Many developed and advanced developing nations made and still continue to make vital decisions about taking the small and medium-sized enterprise (SME) route as their pathways to industrialisation. What makes the route monumental is that the SME option for industrialisation not only historically hastened the process but also still continues to support the progressive advance of the industrial status of advanced nations such as Japan, Germany and the United States.
Drawing lessons from those at the top end of industrialisation, advanced developing countries like India, Brazil, Thailand and even China have followed the same route – adjusted, of course, to their own social and economic conditions – with fulfilling results. A compelling move to the SME way needs to be viewed in this proven context of success.
What are the distinguishing characteristics of SMEs that render them singular as an option for industrialisation?
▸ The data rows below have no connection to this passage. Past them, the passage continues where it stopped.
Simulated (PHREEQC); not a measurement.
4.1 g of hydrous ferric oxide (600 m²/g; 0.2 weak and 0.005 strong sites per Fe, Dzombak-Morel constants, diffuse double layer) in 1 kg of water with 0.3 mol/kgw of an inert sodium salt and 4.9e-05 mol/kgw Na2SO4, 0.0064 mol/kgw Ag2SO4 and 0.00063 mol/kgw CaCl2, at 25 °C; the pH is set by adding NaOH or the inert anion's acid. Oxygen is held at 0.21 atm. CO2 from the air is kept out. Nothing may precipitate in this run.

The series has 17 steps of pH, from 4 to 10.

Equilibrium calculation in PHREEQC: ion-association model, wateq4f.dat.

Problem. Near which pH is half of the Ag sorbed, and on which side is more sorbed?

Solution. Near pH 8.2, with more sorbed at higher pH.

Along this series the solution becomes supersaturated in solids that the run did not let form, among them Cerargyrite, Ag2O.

There are some factors, including accelerating industrial growth and development; capacity for increased employment creation; affordability in terms of capital requirements; demand for skills; and amenability to spatial or geographical decentralisation. Just as important is greater responsiveness to incentives; being mostly resource-based and basic needs-oriented; capability to serve as instruments for broader income distribution; and modest business size with latent potential to grow bigger.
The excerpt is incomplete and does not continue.